Traveling through time and space to find family haunts

By John Yewell

A SMALL BRONZE plaque in a concrete mount marks the spot, next to a runnel in a treeless swale called the Valley of Death. Downstream, across a gently sloping boulder-strewn meadow toward a forest 100 yards away, lies an area that was known as the Slaughter Pen. To the right, a jumble of Yosemite-size boulders, the Devil's Den, arches up to a low ridge.

Crouching for cover next to the marker, I try to imagine thousands of armed men, sweaty and tired and desperate, crossing the exposed ground in front of me, swarming through the trees and over the rocks, the air alive with lead, intending to kill me.

That is the scene my great-great-great-uncle, Private William Harthorn, faced late in the afternoon of July 2, 1863, as the Civil War reached its crescendo at Gettysburg.

I am not a Civil War buff, and Uncle William fought in many other major battles during his three years in the Army of the Potomac, but for some reason I cannot let go of what happened to him here. I have studied the battlefield and traced the movements of his 4th Maine regiment, and no amount of reading can substitute for walking this ground. Of the 170,000 men who fought at Gettysburg, 51,000--30 percent--would be killed, wounded or captured.

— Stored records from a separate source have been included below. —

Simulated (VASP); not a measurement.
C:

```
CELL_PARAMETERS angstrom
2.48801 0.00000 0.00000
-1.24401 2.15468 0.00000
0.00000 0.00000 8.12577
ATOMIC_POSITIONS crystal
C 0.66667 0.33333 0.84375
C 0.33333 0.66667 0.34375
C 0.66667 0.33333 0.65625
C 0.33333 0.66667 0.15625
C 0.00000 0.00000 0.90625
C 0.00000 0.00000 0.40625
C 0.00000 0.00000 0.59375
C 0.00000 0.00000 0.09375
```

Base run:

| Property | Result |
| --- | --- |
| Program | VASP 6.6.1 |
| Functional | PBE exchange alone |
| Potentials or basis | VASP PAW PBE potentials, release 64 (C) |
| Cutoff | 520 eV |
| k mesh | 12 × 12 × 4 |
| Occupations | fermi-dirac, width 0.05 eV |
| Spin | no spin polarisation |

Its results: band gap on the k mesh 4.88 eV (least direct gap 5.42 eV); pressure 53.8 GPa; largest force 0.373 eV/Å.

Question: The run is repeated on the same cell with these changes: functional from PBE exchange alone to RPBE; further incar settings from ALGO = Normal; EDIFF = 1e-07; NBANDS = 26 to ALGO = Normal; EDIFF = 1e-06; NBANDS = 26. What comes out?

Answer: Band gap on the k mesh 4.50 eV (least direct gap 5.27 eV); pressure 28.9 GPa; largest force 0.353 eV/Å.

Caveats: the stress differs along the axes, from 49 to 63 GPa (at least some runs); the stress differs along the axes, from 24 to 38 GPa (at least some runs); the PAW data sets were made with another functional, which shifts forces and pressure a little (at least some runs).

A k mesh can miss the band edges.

I try to imagine how a 23-year-old schoolteacher from Thomaston, Maine, survived such carnage.

This is why I travel now: I've been bitten by the Roots bug. On my mother's side, the Harthorns have served as particularly useful travel guides, several of them having popped up at key junctures of history. In recent years I've taken two trips to the East Coast, as well as many trips to Southern California, searching for their weathered headstones, rotting floorboards and worn wagon wheel ruts. I've sought out their homes and haunts, searching for connections between people and places.

I'm reminded of the character Billy Pilgrim in Kurt Vonnegut's Slaughterhouse Five, being unstuck in time. Travel has become as much a temporal as a spatial journey. Like Uncle William's younger brother Halsey, a rascal Maine sailor who caught gold fever and dropped anchor for good in California, I've become a kind of miner, sifting through the tailings of the past for spirits, locales and clues to how far the fruit has fallen each time from the tree--evidence of patterns of character that survive generations and continents.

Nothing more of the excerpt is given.